During his rule, Gadhafi struck deals with Europe to police the traffic, helping to keep the numbers down. In 2010, some 4,500 migrants made the perilous crossing from North Africa to Italy, according to the EU border agency Frontex.

In 2014, that number spiraled to more than 170,000.

By comparison, just under 51,000 took the second-most-popular smuggler route into Europe in 2014 – from Turkey into Greece and the Balkans. That was about the same as in 2008.

European authorities have been scrambling to find ways to deal with the crisis. One proposal is to fund camps in countries bordering Libya to house migrants before they reach its coast. Italian Defense Minister Roberta Pinotti said there are contingency plans for military intervention against smugglers in Libya and that Italy is willing to lead an operation if it gets U.N. backing.

In the past year, Libya’s crumbling into anarchy has only accelerated. Since 2014 what little political structure Libya had has collapsed. There are two rival governments, neither with any real authority,. Local militias hold sway around the country, some of them with hard-line Islamist ideologies.

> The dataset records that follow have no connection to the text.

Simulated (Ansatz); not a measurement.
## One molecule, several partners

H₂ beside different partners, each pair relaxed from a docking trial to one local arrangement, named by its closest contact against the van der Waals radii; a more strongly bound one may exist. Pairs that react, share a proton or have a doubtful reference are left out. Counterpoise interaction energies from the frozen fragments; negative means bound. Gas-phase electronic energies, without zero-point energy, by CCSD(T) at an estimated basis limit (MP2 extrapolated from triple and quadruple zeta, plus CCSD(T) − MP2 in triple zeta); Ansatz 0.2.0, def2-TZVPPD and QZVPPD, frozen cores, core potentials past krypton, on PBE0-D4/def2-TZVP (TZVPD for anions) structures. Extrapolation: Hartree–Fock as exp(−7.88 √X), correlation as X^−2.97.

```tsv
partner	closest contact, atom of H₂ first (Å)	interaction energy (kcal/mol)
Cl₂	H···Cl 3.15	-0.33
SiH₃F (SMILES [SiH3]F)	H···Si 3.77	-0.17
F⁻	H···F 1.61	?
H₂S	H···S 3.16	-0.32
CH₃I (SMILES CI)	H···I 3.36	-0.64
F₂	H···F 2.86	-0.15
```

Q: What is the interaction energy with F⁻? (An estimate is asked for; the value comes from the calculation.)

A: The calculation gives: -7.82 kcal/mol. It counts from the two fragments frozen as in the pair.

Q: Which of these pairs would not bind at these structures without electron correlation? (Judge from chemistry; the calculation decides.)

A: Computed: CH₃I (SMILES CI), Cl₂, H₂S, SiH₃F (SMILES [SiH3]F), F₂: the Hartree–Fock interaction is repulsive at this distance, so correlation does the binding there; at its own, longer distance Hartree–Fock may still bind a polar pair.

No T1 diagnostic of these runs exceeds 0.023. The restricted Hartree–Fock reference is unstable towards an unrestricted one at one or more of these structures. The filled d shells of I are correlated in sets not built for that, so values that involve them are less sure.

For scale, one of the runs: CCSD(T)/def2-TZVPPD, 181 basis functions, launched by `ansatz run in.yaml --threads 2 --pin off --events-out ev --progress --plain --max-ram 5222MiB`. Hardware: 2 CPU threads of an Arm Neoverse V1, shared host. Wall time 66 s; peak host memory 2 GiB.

The Islamic State group has emerged as a strong and brutal force.. Over the weekend, it issued a video showing the mass beheading of dozens of African migrants, mostly Ethiopian and Eritrean Christians who were abducted as they tried to make it to the coast.

In the chaos, smuggling has “become an organized crime, with cross border mafias in possession of weapons, information and technology,” said the head of an independent agency that studies human trafficking.